Due to some constraints in the manufacturing process of my product, there is substantial mechanical variation in the BLE antenna. I can constrain this variation to a degree, but it gets more expensive the higher tolerances I want to hit.
I can simulate my antenna impedance at a given frequency using HFSS and I can include random mechanical variations to yield a large set of simulated impedances. I can then average those impedances to get a "canonical" antenna impedance.
Now, assuming my matching network is a perfect complex conjugate of the canonical antenna, what would be the VSWR for each of the randomly generated variations in the above simulation?
It seems that the reflection coefficient, gamma, is (Zo-ZL)/(Zo+ZL). And then the VSWR is simply (1+mag(gamma))/(1-mag(gamma)). Where Zo is the output impedance of my matching network and ZL is the impedance of each (simulated) antenna.

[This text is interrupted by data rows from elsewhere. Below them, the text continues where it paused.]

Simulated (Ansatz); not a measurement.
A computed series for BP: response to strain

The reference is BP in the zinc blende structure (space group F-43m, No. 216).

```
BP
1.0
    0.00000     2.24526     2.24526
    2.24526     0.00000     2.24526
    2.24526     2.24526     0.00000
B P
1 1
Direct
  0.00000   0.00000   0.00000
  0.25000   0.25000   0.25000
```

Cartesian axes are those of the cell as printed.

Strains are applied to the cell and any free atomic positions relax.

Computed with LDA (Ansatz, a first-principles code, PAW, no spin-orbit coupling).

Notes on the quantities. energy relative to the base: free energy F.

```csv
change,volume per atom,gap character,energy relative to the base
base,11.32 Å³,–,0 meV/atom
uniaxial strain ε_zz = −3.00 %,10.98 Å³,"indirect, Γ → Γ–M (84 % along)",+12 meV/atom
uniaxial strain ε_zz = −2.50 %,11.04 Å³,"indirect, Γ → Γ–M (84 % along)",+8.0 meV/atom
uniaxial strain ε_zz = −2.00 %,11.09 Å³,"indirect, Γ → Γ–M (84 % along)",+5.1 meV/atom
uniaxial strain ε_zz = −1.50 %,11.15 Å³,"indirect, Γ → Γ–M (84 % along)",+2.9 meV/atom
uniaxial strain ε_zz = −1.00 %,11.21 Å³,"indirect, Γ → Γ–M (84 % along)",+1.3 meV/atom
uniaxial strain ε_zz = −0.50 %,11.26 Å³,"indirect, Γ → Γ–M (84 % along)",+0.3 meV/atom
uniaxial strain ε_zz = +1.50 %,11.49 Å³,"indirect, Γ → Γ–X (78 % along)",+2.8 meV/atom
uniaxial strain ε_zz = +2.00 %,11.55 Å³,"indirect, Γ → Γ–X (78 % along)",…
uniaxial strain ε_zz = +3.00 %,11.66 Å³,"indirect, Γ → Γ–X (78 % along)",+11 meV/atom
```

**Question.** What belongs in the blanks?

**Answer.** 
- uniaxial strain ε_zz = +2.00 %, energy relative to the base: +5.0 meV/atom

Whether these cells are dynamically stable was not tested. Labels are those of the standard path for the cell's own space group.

A number of problems pop out immediately when trying to apply this approach:
First, it's quite easy to generate combinations of Zo and ZL that produce a mag(gamma) greater than 1. This seems physically impossible because it implies a reflected power higher than the incident power. Is the formula wrong or am I misinterpreting the meaning of mag(gamma)>1?
Second, when you plug ZL = conjugate(Zo) into the equation for gamma, you don't get zero. In fact, you get j*Im(ZL)/Re(ZL).
I'm guessing that the classic formula for VSWR does not use mag(gamma) but rather the mag(Re(gamma)). That would give zero when you plug in the conjugate.
Can any of you RF wizards help clarify my math?